Post by maphillips3 on Dec 19, 2009 21:34:05 GMT -5
I have been a big fan of "John Wayne" for many years, and was wondering what your thoughts on him are. He is in many peoples eyes the number one movie star of all time, so what are your thoughts on John Wayne?
Wayne was an institution in the industry for years and I can still sit down and watch most of his movies with enjoyment (even if there are more than a few clunkers in there). Think a lot of that has to do with his easy interplay with so many great co-stars (Robert Mitchum and Lee Marvin for example; and Ben Johnson is a real favorite of mine).
John Wayne was great playing John Wayne, but think he was at his best when he was serious and playing the anti-hero. "The Searchers" remains a classic and "Red River" and "The Sands of Iwo Jima" were pretty good too.
Think Wayne became an established part of the industry and found a formula that worked, especially with his westerns. A lot of his movies have interchangeable casts (Bruce Cabot, Ben Johnson, Mike Mazurki, etc.) and think that's part of his appeal. He had a wide audience and played to his strengths. You knew he'd punch out somebody's lights and win the gunfight at the end and for the most part his films were fun rides populated with fellow actors that brought a smile with their appearances.

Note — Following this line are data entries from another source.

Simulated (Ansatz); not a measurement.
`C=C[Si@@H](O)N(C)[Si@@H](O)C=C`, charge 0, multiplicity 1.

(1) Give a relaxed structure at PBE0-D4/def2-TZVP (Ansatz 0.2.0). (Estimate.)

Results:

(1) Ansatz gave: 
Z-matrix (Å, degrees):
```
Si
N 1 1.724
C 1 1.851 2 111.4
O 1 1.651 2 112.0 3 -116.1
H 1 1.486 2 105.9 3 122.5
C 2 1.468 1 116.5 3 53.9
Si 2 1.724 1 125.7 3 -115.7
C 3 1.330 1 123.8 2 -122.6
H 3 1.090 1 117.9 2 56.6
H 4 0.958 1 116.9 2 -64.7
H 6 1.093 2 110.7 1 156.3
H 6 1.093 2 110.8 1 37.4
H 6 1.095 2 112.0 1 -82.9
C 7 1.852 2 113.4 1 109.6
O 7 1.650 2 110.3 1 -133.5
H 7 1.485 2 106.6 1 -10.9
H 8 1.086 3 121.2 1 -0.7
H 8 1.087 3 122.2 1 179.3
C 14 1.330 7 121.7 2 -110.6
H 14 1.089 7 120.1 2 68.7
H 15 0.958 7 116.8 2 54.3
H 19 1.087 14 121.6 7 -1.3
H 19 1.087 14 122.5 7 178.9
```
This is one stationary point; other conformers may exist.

Post by maphillips3 on Feb 14, 2010 16:05:52 GMT -5
Why is that so hard now to find that formula CHANEY? So many actors, if they do the same movie, get type casted, then blasted by the critics, and there career falls apart, but back then guys like Wayne and Cary Grant still flourished. What is it about now that actors, can't get type casted, because it is just a bad thing?
Think there are a few factors working here. One is the old studio system that was in place back in the 30's through the early 60's. To a large degree they controlled the actors' careers, which is why John Wayne was put in westerns and war films, Cary Grant in light comedy, James Cagney, George Raft, and Humphrey Bogart in gangster pics, etc. The studios typecast the actors and the performers were basically stuck working in that genre until they became big enough stars to begin their own production companies. Even then, with their own money riding on the line it would make sense to put most of their money in a known commodity. It's been said Wayne had most of his own money in "The Alamo" and when it wasn't a huge success it meant that he basically had to do 3 pictures a year for the next decade to get back on top. Wayne and the others all tried to break out into other types of films to a degree but without much success and those aren't the movies we remember them for in their large bodies of work.
Another big factor is the way movies are marketed today. They used to be tiered regionally and move from one market to the next around the country and overseas, building on reviews and word of mouth. Even as recently as the past few decades it was a given that Burt Reynolds movies played well in the south and there was the patience to concentrate a good ol' boy Reynolds film there and realize it wasn't going to make a lot of money somewhere like New York. Today there's so much money in these movies that they open on one big weekend and if it isn't a blockbuster with winning reviews out of the gate it's sunk, as is the star.
There's also so much instant media now, with all the talk shows and celebrity news shows and websites with the actors themselves basically telling everyone how much they would love to do comedy, romance, etc. Back in the old days the actors showed up at local rodeo events and stuff like that when a film was opening in that town. If they were saying what a remarkably skillful and varied performer they could be, only a handful of people were hearing them or paying attention.
Off the top of my head I would say one of the few actors out there today still doing action who isn't necessarily typecast is Bruce Willis. He's been pretty canny about doing all kinds of films and roles (even bit cameos). Some of his films have tanked but he's had enough proven blockbusters to keep him afloat and still above the titles for the tough cop type films he specializes in. I'm not a big Willis fan but his career is still going strong after 20 plus years, a lot longer than Arnold, Van Damme, Seagal, Norris, etc., with the exception of Stallone (even though he's had long dry spells).
Just saw Mel Gibson's new movie "Edge of Darkness" and it was pretty good. He's another one who has avoided typecasting but can go back to a tried and true formula. Mel looks a lot older and it's his first film in a number of years after a lot of bad personal press, but very much echoing strong memories of his portrayals in "Mad Max", "Lethal Weapon", and "Payback". If you liked Mel in those, chances are you'll enjoy this film.